Month: December 2009

  • On unions and derivatives

    On occasion I need to generate a number of rows. I don’t care about the contents, just how many rows there are. Maybe I want to create a table filled with a sequence of numbers. One common way to do this is to join a bunch of subqueries built out of unions:


    SET @count := 0;
    INSERT INTO table SELECT @count := @count + 1
    FROM (SELECT 1 UNION SELECT 2) a
    JOIN (SELECT 1 UNION SELECT 2) b
    JOIN (SELECT 1 UNION SELECT 2) c

    Of course, I could union more than two selects (e.g. SELECT 1 UNION SELECT 2 UNION SELECT 3). That makes each derived table longer, but reduces how many must be joined.

    Question: What’s the optimal size of each derived table?

    Defining “optimal”: since this is a one-off query, I don’t much care about performance (within reason), but I do care about how much typing I have to do. So I will favor “fewer characters” over “fewer joins”.

    Each derived table in the query takes up 15 * numSelects + 2 characters.

    To generate a given number of rows requires CEILING(LOG(numRows) / LOG(numSelects)) derived tables.

    If I want 1000 rows in the result, I’d need 10 derived tables of two rows each (320 characters), or 7 of three rows (329 characters), or 3 of ten rows (456 characters).

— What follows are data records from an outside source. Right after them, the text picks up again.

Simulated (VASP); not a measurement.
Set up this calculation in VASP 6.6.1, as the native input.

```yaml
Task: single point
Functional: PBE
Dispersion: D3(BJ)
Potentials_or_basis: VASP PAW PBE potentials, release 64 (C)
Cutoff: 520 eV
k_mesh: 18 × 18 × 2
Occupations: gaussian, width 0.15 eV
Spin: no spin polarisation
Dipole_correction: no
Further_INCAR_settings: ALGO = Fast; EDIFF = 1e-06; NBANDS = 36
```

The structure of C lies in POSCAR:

    For any given numRows, what’s the minimum of CEILING(LOG(numRows) / LOG(numSelects)) * (15 * numSelects + 2) ?

    The answer varies with numRows – 2, 3, or 4 are alternately best when generating less than 130 rows, but any higher than that and the best choice usually turns out to be 3.

    (SELECT 1 UNION SELECT 2 UNION SELECT 3)